This is our second blog in a series providing some clarification on statements made earlier this year in articles published by The New York Times regarding the seismic hazard and safety concerns for tall buildings, particularly those in San Francisco. In this post we are concerned with the second article, “At Risk in a Big Quake: 39 of San Francisco’s Top High Rises.”
The article reported that “experts consider these pre-Northridge steel high-rises vulnerable to collapse only in extreme shaking caused by rare and powerful earthquakes, similar to the one that struck San Francisco in 1906.” While this statement is generally correct, the intent of the building codes to date has been to achieve life safety with a small probability of collapse. For older buildings with known defects, their probability of collapse is higher. However, since earthquake shaking is not uniform, and even under extreme earthquake shaking only a relatively small number of the buildings would experience more than the MCE level of shaking, the collapse probability over the affected area is not going to be uniform.

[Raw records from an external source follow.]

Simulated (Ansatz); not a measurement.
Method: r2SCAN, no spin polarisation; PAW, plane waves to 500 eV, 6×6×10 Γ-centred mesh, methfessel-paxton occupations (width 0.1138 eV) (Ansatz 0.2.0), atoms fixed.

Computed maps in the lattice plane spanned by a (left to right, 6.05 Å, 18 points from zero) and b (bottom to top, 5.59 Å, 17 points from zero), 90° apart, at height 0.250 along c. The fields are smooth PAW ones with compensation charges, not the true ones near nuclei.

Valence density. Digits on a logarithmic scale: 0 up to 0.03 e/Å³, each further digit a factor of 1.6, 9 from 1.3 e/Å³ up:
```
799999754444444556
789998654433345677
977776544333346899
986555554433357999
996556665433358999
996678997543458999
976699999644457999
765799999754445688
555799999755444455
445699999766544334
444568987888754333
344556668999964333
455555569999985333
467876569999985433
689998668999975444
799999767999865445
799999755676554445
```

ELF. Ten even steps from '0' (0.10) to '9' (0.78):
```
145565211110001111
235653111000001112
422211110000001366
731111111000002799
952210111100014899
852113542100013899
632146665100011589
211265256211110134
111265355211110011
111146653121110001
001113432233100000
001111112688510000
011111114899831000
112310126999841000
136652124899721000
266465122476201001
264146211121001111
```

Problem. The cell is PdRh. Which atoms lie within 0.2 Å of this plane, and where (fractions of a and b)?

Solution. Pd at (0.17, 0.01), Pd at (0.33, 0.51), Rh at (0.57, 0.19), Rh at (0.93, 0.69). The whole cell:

The article also highlighted major defects in welded steel moment-frame buildings constructed between 1960 and 1994. A typical pre-Northridge earthquake steel moment frame connection (Figure 1) included a bolted connection through shear tab between column and beam, and a long continuous weld between the beam and column flanges. The connections were designed to yield under strong shaking and to behave as plastic hinges to dissipate earthquake energy without loss of strength. This yielding without fracturing is intended to achieve the ductility requirement, which requires that building occupants be able to exit a badly damaged building without being exposed to the danger of the building’s collapse. However, several defects in this design were identified during the 1994 Northridge earthquake, including:
- High stress concentration at welded joints
- Flawed welding that was unable to achieve the intended design strength
- Poorly designed and under-sized bolts that were unable to withstand the forces after the failure of the welded section
These defects resulted in the unexpectedly early yielding and brittle fractures of these connections. While it was obvious that these connections did not perform as intended, the revelation of defects does not necessarily mean that the structures were not designed and constructed according to the standards that were in place at the time. According to the FEMA 350 report, the steel moment-frame buildings damaged by the Northridge earthquake met the basic intent of the building codes, but didn’t behave as anticipated.
In terms of damage pattern, most fractures were limited to the weld between the beam and column flanges with the bolted portion of the connection still intact. In some cases, a portion of the column flange was pulled out. In a few cases, the fracture progressed completely through the column flange and into the web, resulting in a situation that would likely result in collapse.
It was alarming to engineers and building owners that a building could withstand the earthquake without much cosmetic damage yet sustain significant structural damage to the moment frame connections. This suggests that the lateral and vertical force demand that was unloaded when the joints were fractured was quickly redistributed to other structural components without noticeable deformation of the building. This further suggests that these structures possessed some redundant capacity to withstand complete collapse, since these unexpected fractures caused little architectural or nonstructural damage during the Northridge earthquake.
Given these observations, it can be inferred that these steel moment-frame buildings are vulnerable to large economic damage, but a complete collapse of all buildings caused by a moderate earthquake is unlikely. According to the AIR Earthquake Model for the United States, the collapse probability caused by the HayWired Scenario would be less than 0.1% for steel moment-frame structures built prior to 1994, which is consistent with the recent USGS HayWired scenario (M7.0) study, which states that “collapse of such high-rise buildings appears to be unlikely in downtown Oakland and San Francisco in an earthquake like the HayWired mainshock.”